A joint Fermilab/SLAC publication

Big data


Big science takes both big data and big cooperation. For the Large Hadron Collider at CERN, storing, analyzing and accessing 25 petabytes of data each year requires a worldwide effort that spans more than 100 institutions in 36 countries. Here’s how it works.

The Large Hadron Collider, the world’s largest particle accelerator, produces a million gigabytes of data every single second. It’s an incredible amount of information—too much for any single institution or computing center to handle.

Fortunately, out of the billions of collisions produced, only a fraction of the data is scientifically interesting enough to keep. Imagine searching for a needle in a haystack. Now imagine searching for a couple of needles in a football field full of haystacks. It takes a while to find the needles, but once you do, there’s no need to keep the hay.

In all, CERN keeps about 25 petabytes—that's about 26,000,000 gigabytes—of data per year for physicists to analyze, but even that’s more data than all of the text available in the American Library of Congress, multiplied by a thousand.

It’s just not realistic for one facility to house and analyze that much information, so to share the load, CERN outsources some of the data storage and processing to more than 150 computing centers all around the world via the Worldwide LHC Computing Grid.

Deconstruction: Big data

Once each experiment at the LHC decides which collisions are interesting enough to keep, it stores one complete copy of those raw data at CERN, while also dividing the same data among 11 “Tier 1” centers in Asia, Europe and North America. At CERN (“Tier 0”) and at these Tier 1 centers, collision events are reconstructed from the raw data. The reconstructed events are then stored at both the Tier 0 and Tier 1 centers.

The United States is home to two Tier 1 computing centers, with ATLAS experiment data making its way to Brookhaven National Laboratory in Upton, New York, and CMS experiment data to Fermi National Accelerator Laboratory in Batavia, Illinois.

These Tier 1 centers—and the nine others like them around the world—then make the reconstructed data available to about 140 Tier 2 centers, most of which are located at universities.

Researchers at Tier 2 centers can request specific data from their designated Tier 1 center; they then host these smaller amounts of data and provide storage and computing space for physicists who want to analyze that data.

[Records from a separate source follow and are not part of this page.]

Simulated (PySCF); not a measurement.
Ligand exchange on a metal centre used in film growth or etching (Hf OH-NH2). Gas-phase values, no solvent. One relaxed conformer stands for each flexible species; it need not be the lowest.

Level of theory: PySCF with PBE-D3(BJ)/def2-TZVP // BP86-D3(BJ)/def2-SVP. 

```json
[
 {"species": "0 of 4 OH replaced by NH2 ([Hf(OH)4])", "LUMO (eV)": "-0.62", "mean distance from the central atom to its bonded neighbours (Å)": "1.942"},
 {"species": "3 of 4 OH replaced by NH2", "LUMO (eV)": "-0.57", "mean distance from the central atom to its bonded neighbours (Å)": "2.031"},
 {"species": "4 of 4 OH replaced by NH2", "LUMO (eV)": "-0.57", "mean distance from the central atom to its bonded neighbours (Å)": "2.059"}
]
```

Researchers at the University of Wisconsin, for example, might want to study specific data from the CMS experiment. At the researchers’ request, the data is streamed from Fermilab to the university, where it’s saved and analyzed.

In addition, any scientist who collaborates on an LHC experiment can access the data needed for his or her analysis, and authorize students to access the data as well.

In this way, thousands of researchers—from preeminent physicists to high school students—participate in the data analysis for experiments at the largest scientific laboratory in the world.